A Doubly Critical Elliptic Problem with Submanifold Singularities

TL;DR

This paper investigates the existence of positive solutions to a doubly critical elliptic PDE with submanifold singularities, employing variational methods and analyzing the influence of geometry and potential near the singularity.

Contribution

It introduces new existence results for a doubly critical elliptic problem with submanifold singularities, highlighting the role of geometry and potential behavior.

Findings

Existence of positive solutions depends on the local geometry of the submanifold.

The potential function's behavior near the submanifold influences solution existence.
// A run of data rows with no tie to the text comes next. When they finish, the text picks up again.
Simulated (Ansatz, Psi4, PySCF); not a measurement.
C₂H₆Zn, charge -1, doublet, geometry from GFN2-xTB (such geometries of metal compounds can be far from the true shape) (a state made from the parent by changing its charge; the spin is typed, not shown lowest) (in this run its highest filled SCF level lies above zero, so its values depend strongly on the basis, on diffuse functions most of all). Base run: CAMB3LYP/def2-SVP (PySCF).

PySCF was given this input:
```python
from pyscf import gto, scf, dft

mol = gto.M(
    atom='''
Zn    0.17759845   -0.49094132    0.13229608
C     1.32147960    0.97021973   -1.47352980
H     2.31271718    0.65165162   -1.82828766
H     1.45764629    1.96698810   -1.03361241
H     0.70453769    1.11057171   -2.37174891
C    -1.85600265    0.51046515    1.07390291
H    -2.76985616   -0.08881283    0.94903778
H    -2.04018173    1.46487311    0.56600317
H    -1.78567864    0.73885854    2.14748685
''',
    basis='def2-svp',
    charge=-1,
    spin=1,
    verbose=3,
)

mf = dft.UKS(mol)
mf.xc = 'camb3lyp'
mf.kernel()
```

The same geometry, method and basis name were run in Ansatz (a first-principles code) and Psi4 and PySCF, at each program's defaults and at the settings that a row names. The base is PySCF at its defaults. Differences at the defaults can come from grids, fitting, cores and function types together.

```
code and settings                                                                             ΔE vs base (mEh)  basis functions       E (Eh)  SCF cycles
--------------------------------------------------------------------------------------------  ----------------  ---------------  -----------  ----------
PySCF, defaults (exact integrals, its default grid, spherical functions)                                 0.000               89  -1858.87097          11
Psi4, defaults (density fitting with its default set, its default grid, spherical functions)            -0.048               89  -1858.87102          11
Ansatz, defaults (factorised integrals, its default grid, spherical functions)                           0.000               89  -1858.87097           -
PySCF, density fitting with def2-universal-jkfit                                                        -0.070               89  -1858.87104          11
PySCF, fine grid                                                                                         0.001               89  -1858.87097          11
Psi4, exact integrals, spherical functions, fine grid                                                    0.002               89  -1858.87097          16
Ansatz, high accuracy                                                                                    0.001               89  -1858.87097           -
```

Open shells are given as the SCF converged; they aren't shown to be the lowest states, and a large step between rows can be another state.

Variational methods and test functions are effective for doubly critical problems.

Abstract

Let $N \ge 4$, $\Omega$ be a bounded domain in $\mathbb{R}^N$, and let $\Sigma \subset \Omega$ be a smooth closed submanifold of dimension $k$ with $2 \le k \le N-2$. We study the existence of positive solutions $u \in H_0^1(\Omega)$ to the Euler--Lagrange equation \[ -\Delta u + h u = \lambda\, \rho_{\Sigma}^{-s_1}\, u^{2^{*}_{s_1}-1} + \rho_{\Sigma}^{-s_2}\, u^{2^{*}_{s_2}-1} \quad \text{in } \Omega, \] where $h : \Omega \to \mathbb{R}$ is a continuous potential, $\lambda > 0$ is a real parameter, and $0 \le s_2 < s_1 < 2$. For $i=1,2$, the exponents \[ 2^{*}_{s_i} = \frac{2(N - s_i)}{N - 2} \] correspond to Hardy--Sobolev critical growth, and $\rho_{\Sigma} = \mathrm{dist}(\,\cdot\,, \Sigma)$ denotes the distance to the submanifold $\Sigma$. The problem involves two Hardy-type singular nonlinearities with different critical exponents, leading to a lack of compactness. Using variational methods, in particular the mountain pass lemma, together with a suitable construction of test functions, we prove existence results under appropriate assumptions. Our analysis shows that the local geometry of $\Sigma$ and the behavior of the potential $h$ near $\Sigma$ play a crucial role in the existence of positive solutions for this doubly critical problem.